Accountability should sit with the system or application owner first, then with the identity governance process that allowed the gap to persist. If the account is unowned, the organisation has an offboarding or provisioning problem as well as a review problem. The review should trigger remediation, not just a sign-off, because no one can responsibly certify unknown ownership.
Why This Matters for Security Teams
When a user access review finds unowned or excessive access, the issue is not just a review failure. It is evidence that identity governance, application ownership, and lifecycle controls are misaligned. For non-human identities, that gap is especially dangerous because service accounts, API keys, and tokens often outlive the people who created them. NHI Management Group notes that only 20% of organisations have formal offboarding and key revocation processes, and 97% of NHIs carry excessive privileges, which means unresolved access is usually systemic, not isolated.

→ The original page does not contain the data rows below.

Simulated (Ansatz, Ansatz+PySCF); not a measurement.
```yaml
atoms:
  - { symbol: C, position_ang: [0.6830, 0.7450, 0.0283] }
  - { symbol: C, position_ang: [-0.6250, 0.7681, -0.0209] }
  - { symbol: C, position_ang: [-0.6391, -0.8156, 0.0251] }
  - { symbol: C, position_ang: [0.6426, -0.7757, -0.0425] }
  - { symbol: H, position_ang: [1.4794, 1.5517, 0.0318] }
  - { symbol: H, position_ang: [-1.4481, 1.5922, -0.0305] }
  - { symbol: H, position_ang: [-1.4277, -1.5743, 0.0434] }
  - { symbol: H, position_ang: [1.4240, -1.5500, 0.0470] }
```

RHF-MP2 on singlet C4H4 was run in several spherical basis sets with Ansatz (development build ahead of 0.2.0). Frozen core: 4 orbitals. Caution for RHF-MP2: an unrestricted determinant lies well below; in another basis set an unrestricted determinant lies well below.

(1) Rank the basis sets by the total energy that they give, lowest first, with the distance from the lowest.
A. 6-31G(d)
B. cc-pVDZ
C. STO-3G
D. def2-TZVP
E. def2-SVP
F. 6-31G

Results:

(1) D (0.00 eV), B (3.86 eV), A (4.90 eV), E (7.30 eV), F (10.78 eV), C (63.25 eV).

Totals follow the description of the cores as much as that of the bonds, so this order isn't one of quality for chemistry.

Accountability matters because access review are meant to confirm business ownership and validate necessity, not merely collect approvals. If no owner can explain why access exists, the organisation cannot prove least privilege or timely revocation. This is exactly the kind of failure model highlighted in the Ultimate Guide to NHIs and the OWASP Non-Human Identity Top 10, both of which treat ownership and lifecycle control as foundational to governance.
In practice, many security teams discover the real problem only after an audit, incident, or application retirement has already exposed that nobody can vouch for the access in question.
How It Works in Practice
The first accountable party should be the system or application owner, because that role should answer whether the access is still required, who depends on it, and what business function it supports. If the account is unowned, the review should escalate immediately to the identity governance process and to the service owner registry or CMDB equivalent. The review outcome should trigger a remediation workflow, not a passive certification record.
For human accounts, that means checking manager assignment, role necessity, and employment status. For NHI access, the same logic is not enough. Identity teams need ownership metadata, purpose tags, expiration dates, and a revocation path tied to NHI Lifecycle Management Guide practices. The workflow should ask:
- Who requested the access originally?
- Who currently owns the application or service?
- Is the privilege still required for production function?
- Can the account be reduced, time-bound, or revoked now?
This is where ownership discipline and inventory discipline converge. If the organisation cannot identify the owner, it should treat the access as a control gap, not as an acceptable exception. The same pattern is visible in the 52 NHI Breaches Analysis, where untracked identities and stale privileges repeatedly show up as root causes of larger incidents.
Operationally, the best practice is to route unresolved access to a remediation queue with a time limit, required approver, and evidence of either business justification or removal. These controls tend to break down in legacy environments where application ownership is undocumented and shared accounts are embedded in scripts, CI/CD jobs, or infrastructure-as-code pipelines.
Common Variations and Edge Cases
Tighter review controls often increase operational overhead, requiring organisations to balance faster sign-off cycles against stronger evidence and escalation. That tradeoff becomes sharper when access is inherited, shared across teams, or tied to an outsourced service.
Current guidance suggests three common exceptions deserve special handling. First, shared admin or break-glass access should never be approved through the same path as routine access, because the approval logic is different. Second, contractor and vendor access needs a named business sponsor, since “temporary” access often becomes persistent. Third, orphaned NHIs created by automation or application teams should be treated as lifecycle failures, not as ownership ambiguities.
There is no universal standard for this yet, but mature programs separate attestation from remediation. A reviewer can confirm that access is visible; only the owner can confirm that access is justified. If neither party can do that, the correct action is removal or containment. That principle aligns with the governance emphasis in the Ultimate Guide to NHIs — Key Challenges and Risks and the identity lifecycle discipline implied by OWASP.
Standards & Framework Alignment
This section maps relevant standards and security frameworks to the operational risks and controls described in this guidance.
OWASP Non-Human Identity Top 10 address the attack and risk surface, while NIST CSF 2.0 and NIST AI RMF set the governance and control requirements practitioners need to meet.
| Framework | Control / Reference | Relevance |
|---|---|---|
| OWASP Non-Human Identity Top 10 | NHI-01 | Unowned access is an ownership and lifecycle failure for NHIs. |
| NIST CSF 2.0 | PR.AC-4 | Excessive access indicates weak access authorization and review controls. |
| NIST AI RMF | Accountability and governance are core to managing identity risk outcomes. |
Tie access approvals to least privilege and force remediation for unjustified entitlements.